Is the meet of complemented elements complemented? We are not supposing anything about the lattice. This question raised because a paper that I'm reading and says:
Define $({A})_{c}=\uparrow({A}\cap{C}_L)$
where $\mathcal{C}_{L}$ is the set of all complemented elements of the lattice $L$.
If $\mathcal{A}$ is a filter, then $(\mathcal{A})_{c}$ is a filter again.
I don't see how that could be true without ensuring that $\mathcal{A}\cap\mathcal{C}_{L}$ is meet closed. The paper doesn't said explicitly what it means with $\uparrow$.
Not in general.
Take the following lattice, for example
Here, $a$ and $b$ are complemented, with complements $a'$ and $b'$, respectively.

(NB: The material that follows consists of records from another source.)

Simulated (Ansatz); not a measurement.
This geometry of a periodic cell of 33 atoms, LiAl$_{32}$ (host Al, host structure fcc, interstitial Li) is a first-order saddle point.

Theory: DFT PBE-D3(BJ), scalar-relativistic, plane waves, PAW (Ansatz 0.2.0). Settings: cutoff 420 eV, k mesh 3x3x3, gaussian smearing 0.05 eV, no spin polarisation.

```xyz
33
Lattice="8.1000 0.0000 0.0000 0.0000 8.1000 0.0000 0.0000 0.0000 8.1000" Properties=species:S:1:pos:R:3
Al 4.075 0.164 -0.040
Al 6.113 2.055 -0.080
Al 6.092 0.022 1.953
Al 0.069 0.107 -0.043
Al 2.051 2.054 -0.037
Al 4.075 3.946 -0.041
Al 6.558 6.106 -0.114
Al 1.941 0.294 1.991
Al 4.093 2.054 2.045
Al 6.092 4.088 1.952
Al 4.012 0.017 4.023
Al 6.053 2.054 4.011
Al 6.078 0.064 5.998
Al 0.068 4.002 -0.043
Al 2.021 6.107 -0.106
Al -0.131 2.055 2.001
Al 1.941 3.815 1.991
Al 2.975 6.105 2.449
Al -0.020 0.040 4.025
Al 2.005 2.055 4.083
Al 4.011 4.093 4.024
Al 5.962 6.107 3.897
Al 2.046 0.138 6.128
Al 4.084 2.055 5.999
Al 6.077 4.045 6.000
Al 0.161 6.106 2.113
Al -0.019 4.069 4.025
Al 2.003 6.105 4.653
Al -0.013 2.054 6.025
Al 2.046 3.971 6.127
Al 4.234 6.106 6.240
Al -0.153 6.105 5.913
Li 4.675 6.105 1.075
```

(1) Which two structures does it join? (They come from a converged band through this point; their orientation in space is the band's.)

However, there is no complement for $a \wedge b$, as it can be easily checked.
Generally, it is common to define, for a poset $P$, $${\uparrow}A = \{x \in P : a \leq x, \text{ for some } a \in A\}.$$ With the lattice above, take $A = \{a,b,a\wedge b, 1\}$;
then $A \cap C_L = \{a,b,1\}$, and ${\uparrow}(A\cap C_L)= \{a,b,1\}$ is not a filter.
It may be that that author gives another meaning to $\uparrow$, a different definition of filter, or that (s)he thinking of a particular class of lattices.
For example, that property holds for distributive lattices; actually, semi-distributivity is enough.
It will also hold for other lattices, but I don't know of any defining formula more general that semi-distributivity which entails that property.